8. OSD module (`osd.py`)

The osd.py module implements a specialized Ordered Statistics Decoding (OSD) layer on top of punctured RM codes. It is used in two ways: 1. as a stand‑alone decoder (osd1, osd2, osd3 strategies in decoders.py), and 2. as a local refinement around beam/RPA solutions (e.g. beam-osd1, or the OSD‑L1 refinement inside "rpa-adv").

It is depth‑aware: when two candidates have the same Hamming distance, it uses the T‑depth estimator from rmcore to break ties in favor of shallower odd sets.

8.1 Bit packing helpers

The module works with both integer and list representations of punctured words, so it includes small helpers for moving between them:

_bits_to_int_le(bits) packs a list of bits [b0, b1, ..., b_{L-1}] into an integer with bit i at position i.
_int_to_bits_le(x, L) unpacks an integer into a length‑L list of bits in the same little‑endian convention.
_pack_bits_le(bits) packs a list of bits into a bytes object, again little‑endian by bit position and containing (L+7)//8 bytes. This is used when calling rmcore.tdepth_from_punctured on the residual odd set.

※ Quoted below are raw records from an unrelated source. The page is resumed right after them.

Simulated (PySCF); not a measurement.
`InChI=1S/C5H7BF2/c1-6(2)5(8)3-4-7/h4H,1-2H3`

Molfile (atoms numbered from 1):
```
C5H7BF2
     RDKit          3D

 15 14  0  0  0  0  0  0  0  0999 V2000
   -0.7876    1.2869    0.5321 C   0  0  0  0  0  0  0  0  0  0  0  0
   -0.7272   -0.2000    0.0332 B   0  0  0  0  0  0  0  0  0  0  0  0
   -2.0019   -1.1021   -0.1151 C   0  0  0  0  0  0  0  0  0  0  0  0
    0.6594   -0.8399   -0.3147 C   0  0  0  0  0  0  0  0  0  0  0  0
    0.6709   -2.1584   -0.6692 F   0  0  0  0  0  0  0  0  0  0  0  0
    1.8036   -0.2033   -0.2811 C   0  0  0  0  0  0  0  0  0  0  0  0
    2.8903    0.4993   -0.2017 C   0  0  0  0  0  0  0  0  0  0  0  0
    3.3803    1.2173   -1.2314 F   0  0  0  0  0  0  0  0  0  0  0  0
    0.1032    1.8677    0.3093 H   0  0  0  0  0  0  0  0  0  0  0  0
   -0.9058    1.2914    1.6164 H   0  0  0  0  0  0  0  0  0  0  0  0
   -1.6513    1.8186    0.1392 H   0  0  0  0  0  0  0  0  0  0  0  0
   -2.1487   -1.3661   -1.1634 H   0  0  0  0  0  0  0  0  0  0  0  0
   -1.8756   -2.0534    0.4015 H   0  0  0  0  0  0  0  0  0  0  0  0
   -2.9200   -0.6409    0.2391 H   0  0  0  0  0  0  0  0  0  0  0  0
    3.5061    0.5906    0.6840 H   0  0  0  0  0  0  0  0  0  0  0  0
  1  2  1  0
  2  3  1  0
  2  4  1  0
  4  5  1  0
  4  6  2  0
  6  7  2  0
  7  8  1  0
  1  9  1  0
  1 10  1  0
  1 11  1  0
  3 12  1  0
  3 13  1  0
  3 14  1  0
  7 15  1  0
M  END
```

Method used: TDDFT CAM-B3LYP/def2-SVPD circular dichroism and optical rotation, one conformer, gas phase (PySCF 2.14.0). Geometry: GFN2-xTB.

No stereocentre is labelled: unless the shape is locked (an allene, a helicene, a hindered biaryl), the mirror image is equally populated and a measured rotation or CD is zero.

These conventions match what the C++ core and the rest of the Python library use, so you can reuse these helpers elsewhere if needed.

8.2 Building generator rows and columns

OSD needs both row‑wise and column‑wise views of the generator matrix.

_rows_int(n, r) simply calls rm_cache.get_rows(n, r) and returns a list of K row integers, each with L bits representing the punctured RM generator matrix \(G\) for \(\mathrm{RM}(r,n)^*\).

_monoms(n, r) returns the corresponding list of monomial masks in the same order, via rm_cache.get_monom_list.

_columns_from_rows(rows, L, K) converts the row‑oriented generator into a list of column vectors:

each column is an integer with K bits, one bit per row,
column j’s bit i is 1 exactly when rows[i] has bit j set. This column view is central for selecting information sets and for doing the linear algebra over \(\mathbb{F}_2\) that OSD needs.

8.3 Information set selection

The function _select_info_set(w_bits, c_bits, n, r, rows, cols) is responsible for choosing an information set: a set of K columns that are linearly independent and “reliable” with respect to the received word and a baseline codeword.

For each column index j, a reliability triple is computed:

agree = 1 if w_bits[j] == c_bits[j], 0 otherwise;
tiew = _column_weight_by_mask_weight(n, r, j), a monotone heuristic derived from the Hamming weight of the mask m = j+1 and the RM order r;
-j as a small tie‑breaker favoring lower indices.

These are sorted in descending order. Then a \(\mathrm{GF}(2)\) MSB‑pivot linear basis is built incrementally with _insert_vec_msb, which tries to insert each column as a new basis vector by eliminating its most significant set bits against existing basis rows.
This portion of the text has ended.